Acquired by the present owner in 1972
This unique early photograph is from the series of photogenic drawings that Talbot executed in 1839 and 1840, prior to his development of the calotype process (see Lots 41-43). It is an image from the very dawn of photography and captures within its diminutive frame not only the excitement of discovery but Talbot's instinctive talent for photographic composition.
Talbot had begun his experiments in capturing scenes from life with light-sensitive agents in 1834. Initially, he was recreating, if unwittingly, the work done by Thomas Wedgwood and Humphry Davy early in the 19th century: by coating ordinary paper with a solution of salt and, subsequently, with silver nitrate, a light-sensitive surface was created which was capable of capturing an image. These early images, however, had very little longevity, could only be viewed for brief periods by candlelight, and would fade rapidly when viewed in normal daylight. Talbot's great innovation to this process was to fine-tune the ratio of salt to silver nitrate: less salt, and more silver nitrate, made the paper more light-sensitive; and the application of a strong solution of salt after exposure terminated the paper's sensitivity to light. Talbot's innovation was a momentous one for the history of photography in that it laid the groundwork for creating permanent photographic images on paper that could be viewed as finished works themselves, as is the case with the photograph offered here, or could serve as negatives from which a theoretically unlimited number of positives could be printed.

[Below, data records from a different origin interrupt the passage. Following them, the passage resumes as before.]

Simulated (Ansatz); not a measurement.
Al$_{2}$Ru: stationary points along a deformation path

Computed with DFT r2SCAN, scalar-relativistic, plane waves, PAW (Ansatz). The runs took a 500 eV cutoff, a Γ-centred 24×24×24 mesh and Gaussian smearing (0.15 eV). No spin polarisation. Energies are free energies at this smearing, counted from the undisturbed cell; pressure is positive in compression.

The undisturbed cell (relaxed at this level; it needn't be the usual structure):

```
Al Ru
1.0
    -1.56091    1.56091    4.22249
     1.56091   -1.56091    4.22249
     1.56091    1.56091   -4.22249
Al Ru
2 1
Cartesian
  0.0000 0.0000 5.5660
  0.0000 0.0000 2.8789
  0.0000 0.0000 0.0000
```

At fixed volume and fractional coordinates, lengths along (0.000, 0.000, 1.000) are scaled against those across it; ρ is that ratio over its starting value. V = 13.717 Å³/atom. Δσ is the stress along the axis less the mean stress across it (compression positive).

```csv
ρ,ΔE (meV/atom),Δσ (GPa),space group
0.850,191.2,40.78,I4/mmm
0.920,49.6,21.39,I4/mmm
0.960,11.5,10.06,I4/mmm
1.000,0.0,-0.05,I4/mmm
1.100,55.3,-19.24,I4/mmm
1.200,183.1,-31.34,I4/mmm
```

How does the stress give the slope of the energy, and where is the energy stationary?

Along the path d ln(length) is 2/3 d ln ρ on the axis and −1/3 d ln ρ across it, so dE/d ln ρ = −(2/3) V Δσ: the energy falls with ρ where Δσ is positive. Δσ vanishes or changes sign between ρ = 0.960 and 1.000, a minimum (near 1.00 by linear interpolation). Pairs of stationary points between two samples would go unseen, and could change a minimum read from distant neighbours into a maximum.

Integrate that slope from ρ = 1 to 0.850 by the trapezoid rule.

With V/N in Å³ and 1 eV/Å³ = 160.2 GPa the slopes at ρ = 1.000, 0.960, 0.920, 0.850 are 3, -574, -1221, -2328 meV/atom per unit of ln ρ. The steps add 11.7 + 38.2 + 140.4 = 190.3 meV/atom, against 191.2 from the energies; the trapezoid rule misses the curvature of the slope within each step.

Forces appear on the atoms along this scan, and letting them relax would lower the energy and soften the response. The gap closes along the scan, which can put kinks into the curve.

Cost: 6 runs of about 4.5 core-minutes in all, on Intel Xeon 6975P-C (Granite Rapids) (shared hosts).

Photogenic drawings differ from Talbot's later calotype images in one important aspect: the image emerges during the exposure of a photogenic drawing. In a calotype, the image becomes visible only after the exposed image is treated chemically. So, Talbot would have been able to see a photogenic drawing immediately once it was removed from the camera obscura (in this instance), or once objects had been removed from the surface of the paper, as in the instance of the following lot.
During this period in 1839 and 1840, Talbot made photogenic drawings by several methods. He had locally commissioned a number of primitive camera obscuras, small wooden boxes to which he attached high-quality microscope lenses. The image offered here, likely made at his home, Lacock Abbey, was made with such a device. Clearly visible beyond the grid of window frames in the image is a rough stone wall and, beyond that, a row of bare pollarded trees. The image would have been taken from within the Abbey, and the bare trees indicate that it was likely taken in winter.
Larry J. Schaaf, the foremost authority on Talbot and photography's formative years, suggests that 1839 and 1840, during which Talbot made such great technical strides with his photogenic drawing process, was also a period of great artistic development for this first photographer: 'It was during this year that his greatest aesthetic growth was to occur.' Schaaf notes that, 'Each process [calotype and photogenic drawing] embodied its own little bit of magic, but there was an immediacy to the images produced by photogenic drawing--images that literally grew in the sun--that had a compelling and magical effect on Henry Talbot. Long before the calotype was invented, photogenic drawing had taught him how to see' (Sun Pictures, Catalogue Seven, pp. 7 and 10).
Schaaf has examined this photogenic drawing and has issued it the number 3860 in his catalogue raisonné of Talbot and his circle.